What Is Economic Growth?

Economic growth means that the quantity of goods and services produced in a country increases over time. This includes both consumer spending and business investment. Increased consumer spending can be driven by rising wages, reduced prices, increased savings or a combination of these. Business investment may include building new manufacturing plants, purchasing trucks, investing in computer software or undertaking research and development. Increased investment can boost employment and help to reduce unemployment. Economic growth is also associated with an increase in tax revenues, which can be used to fund public services such as education, pensions and healthcare. Higher growth can also help to reduce government debt.
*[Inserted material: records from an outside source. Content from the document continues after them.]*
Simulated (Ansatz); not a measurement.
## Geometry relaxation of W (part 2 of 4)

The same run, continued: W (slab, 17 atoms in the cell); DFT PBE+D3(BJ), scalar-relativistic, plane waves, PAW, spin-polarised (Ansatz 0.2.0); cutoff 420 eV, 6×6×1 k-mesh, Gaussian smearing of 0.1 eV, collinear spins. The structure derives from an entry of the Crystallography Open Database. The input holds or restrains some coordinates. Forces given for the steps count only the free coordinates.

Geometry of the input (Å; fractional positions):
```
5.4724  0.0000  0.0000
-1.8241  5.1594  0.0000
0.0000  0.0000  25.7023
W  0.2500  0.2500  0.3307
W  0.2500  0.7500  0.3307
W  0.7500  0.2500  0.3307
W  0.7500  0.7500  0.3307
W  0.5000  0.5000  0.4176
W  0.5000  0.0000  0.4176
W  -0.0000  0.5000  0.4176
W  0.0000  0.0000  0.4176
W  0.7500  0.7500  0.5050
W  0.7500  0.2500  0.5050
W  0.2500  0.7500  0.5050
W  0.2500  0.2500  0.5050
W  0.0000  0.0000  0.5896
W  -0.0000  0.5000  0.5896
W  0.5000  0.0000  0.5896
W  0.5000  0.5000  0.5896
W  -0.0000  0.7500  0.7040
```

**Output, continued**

One of the most common measures of economic growth is gross domestic product (GDP). GDP reflects the total dollar value of all the goods and services produced within a country’s borders in a year. It is usually measured in ‘nominal’ terms, which takes into account both changes in volume and price. Economists tend to focus on’real’ economic growth, which is a measure of increases in the volume of goods and services without taking into account changes in prices.

Other factors that can drive economic growth include increasing household wealth, which can encourage household spending. Introducing new technology can increase the productivity of workers, which in turn will lead to higher output. Cutting red tape and bureaucracy can make it easier for firms to operate, which should also lead to growth in the economy. Finally, reducing interest rates can make it cheaper for households to borrow money, which should encourage spending and increase aggregate demand.